Misconceptions about Right to Information Laws

Now that provinces of Khyber Pakhtunkhwa and Punjab have put in place right to information laws in the shape of Khyber Pakhtunkhwa Right to Information Ordinance 2013 and ‘Punjab Transparency and Right to Information Ordinance 2013, misgivings, misconceptions and confusion surrounding these laws need to be addressed.
Will these ordinances lapse or will these be given protection through Acts of their respective assemblies? How will public officials perform their duties? What will happen when people will start abusing this law? How will this law be useful for a common man? How will these laws be implemented?
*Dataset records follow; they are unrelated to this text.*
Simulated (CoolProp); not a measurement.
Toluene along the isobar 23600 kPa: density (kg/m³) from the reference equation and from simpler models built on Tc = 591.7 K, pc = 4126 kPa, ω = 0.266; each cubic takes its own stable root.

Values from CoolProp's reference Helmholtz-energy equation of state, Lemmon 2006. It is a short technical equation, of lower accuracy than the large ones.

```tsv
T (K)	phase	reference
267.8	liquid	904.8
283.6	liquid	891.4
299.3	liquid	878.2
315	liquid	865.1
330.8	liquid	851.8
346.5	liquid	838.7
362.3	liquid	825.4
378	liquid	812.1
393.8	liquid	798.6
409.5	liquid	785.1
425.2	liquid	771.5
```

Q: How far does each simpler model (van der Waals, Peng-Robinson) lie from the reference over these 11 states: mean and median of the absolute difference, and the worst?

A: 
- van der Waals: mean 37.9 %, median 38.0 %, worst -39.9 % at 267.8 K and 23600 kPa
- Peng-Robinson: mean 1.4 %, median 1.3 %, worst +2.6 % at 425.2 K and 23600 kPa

It can be safely assumed that these ordinances will turned into Acts given public pledges and political will expressed by both PTI and PML-N on this issue. Furthermore, people want concrete actions and not mere slogans of good governance. Of all the stakeholders, misgivings of the public officials about right to information laws are most unfounded. According to a recent research study carried out by Commonwealth Human Rights Initiatives, (CHRI) 4 million Indians exercised their right to information in 2011-12. Did it lead to the shutting down of Indian government? Similarly, the apprehension that the law will be misused has no merit as only that information will be provided to the requesters which should be in public domain in the first place. Furthermore, there is no major reported case of any of the 4 million Indians abusing this law or for that matter anywhere from the world. While expressing their reservations about right to information law, public officials often tend to overlook that they are also citizens and as such can also benefit from this law. Apart from attaining their rights as citizens of Pakistan, they can use right to information law in matters pertaining to transfers, postings and promotions as has been done by their Indian counterparts.
The concern of the common people as to whether this law will be implemented or not stems from the status of respect for the rule of law in the country. There is greater likelihood of both KP and Punjab information laws getting implemented on two counts. Firstly, People will be direct beneficiaries of these laws and as such there will be greater level of interest on their part in their implementation. More importantly, both laws have strong implementation mechanisms in the shape of Khyber Pakhtunkhwa Information Commission and Punjab Information Commission. Both these laws have been vested with powers to impose penalty on the public official for unlawfully delaying access to information. The Federal Ombudsman, the appellate body under Freedom of Information Ordinance 2002, and Sindh Ombudsman and Balochistan Ombudsman under Sindh Freedom of Information Act 20006 and Balochistan Freedom of Information Act 2005 have proven to be toothless and ineffective as their respective laws did not empowered these appellate bodies to hold public officials accountable for dereliction in the discharge of their duties.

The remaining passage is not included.